While statements by owners, coaches, players and even commissioner Roger Goodell have been encouraging, particularly after NFL brass seemingly took on a different stance prior to this weekend, today, J. Cole delivered a powerful reminder that more work still needs to be done. Colin Kaepernick, the former San Francisco 49ers quarterback who galvanized the protests last year, still has not been signed by a team this year, and many believe he has been black balled for his actions on the sidelines and off the field, rather than his performance in games. As a result, a large contingent of people have been boycotting NFL games this season.

The NFL Boycott Is Working & Masta Ace Says It’s Bigger Than Colin Kaepernick (Video)

Taking to Twitter, J. Cole provided a cogent and passionate argument for why those boycotts remain as important as ever, even in light of the increased protests and solidarity displayed today between owners and players:

God bless every player that finds courage to kneel today. But the real power comes from you deciding to not watch. Your eyes translate to advertising money for the League and it’s owners. Same ones who speak out against Trump today, are the same ones that denied a qualified man a job because he took a stand against injustice. You and me have the power to deny them our attention ($$ to them) until they make a wrong situation right. How do they make it right? I know there are people smarter than me with better answers. But here’s one. Hire 3rd party investigator approved by NFLPA to determine if kap was denied a job unfairly as punishment for his stance. (I know, I know) And compensate the man for his losses if they determine he was. Bare with me I’m just a rapper.. now look Every day they stay quiet on this they’re saying that they condone what’s happening to Kap and the message it sends.
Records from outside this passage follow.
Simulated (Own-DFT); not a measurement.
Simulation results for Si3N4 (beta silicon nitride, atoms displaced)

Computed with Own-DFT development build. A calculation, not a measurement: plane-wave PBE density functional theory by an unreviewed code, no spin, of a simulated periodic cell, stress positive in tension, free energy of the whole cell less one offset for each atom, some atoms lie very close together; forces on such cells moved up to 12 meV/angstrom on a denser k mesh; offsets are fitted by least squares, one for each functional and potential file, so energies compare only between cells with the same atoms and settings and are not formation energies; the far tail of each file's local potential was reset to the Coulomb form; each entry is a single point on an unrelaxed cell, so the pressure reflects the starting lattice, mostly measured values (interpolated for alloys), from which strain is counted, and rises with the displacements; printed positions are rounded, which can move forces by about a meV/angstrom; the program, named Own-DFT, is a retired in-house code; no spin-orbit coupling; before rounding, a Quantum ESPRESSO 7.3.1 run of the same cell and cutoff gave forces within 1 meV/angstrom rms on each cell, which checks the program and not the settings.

Well, you have a choice on how you respond to that. You can choose to not watch. if a boycott doesn’t force them to action, don’t even trip. This is where the real flex happens. Black people spend a lot of money with NFL corporate sponsors. White people who don’t fuck with white supremacy spend a lot of money too. So, next you turn your attention to these sponsors. Pick one of the biggest ones and say, ‘do you agree with black balling players when they speak out against oppression?’ ‘If not, why are you spending all this money with a League that clearly condones that? …’ ‘You know what, I don’t think I can spend my money with you no more until you fix this.’ Repeat this with another company, and another. Thats when the magic happens. And sadly, in this capitalistic world we live in, that’s when your voice is heard. When you hurt the pockets. I respect whatever you decide to do. Watch or don’t watch, whatever’s in your heart. But I’m not watching til it feel right. It was hard during preseason and the first week. But then I was like, wait, is it actually hard? Some of us got grandparents that walked miles to work instead of riding bus, just to show the bus companies that they won’t tolerate racism. So when I think about it like that it’s very easy on Sunday to say, ‘Nope, I’m straight.’ This may be the biggest opportunity we have ever been presented to come together and show the world and ourselves our true economic power.

Thank you Colin for your sacrifice.

Ima stop it there. Peace and love to all, let’s give energy to the solutions not the problem. Even if you don’t rock with mine.

Cole’s words about boycotting are accurate and often overlooked. While people remember the marches on Washington and the speeches that took place during the civil rights movement, the countless people who walked to work for more than a year in Montgomery, Alabama and other locations, had an immeasurable impact on the changes that ultimately took place. The same thing occurred in the late 80s and early 90s when students on campuses and concerned citizens around the world led boycotts against organizations that supported Apartheid in South Africa.

Marches and hashtags are powerful, for sure, but, as Killer Mike said last year, in the wake of all the killings that spurned Colin Kaepernick to action in the first place, “I ain’t saying ‘march, hold hands, speak.’ I’m saying ’take your money out of this dog’s hands, out of their paws! Take your money!’…What we’re going to do is to start to divert money from the system. And this works.”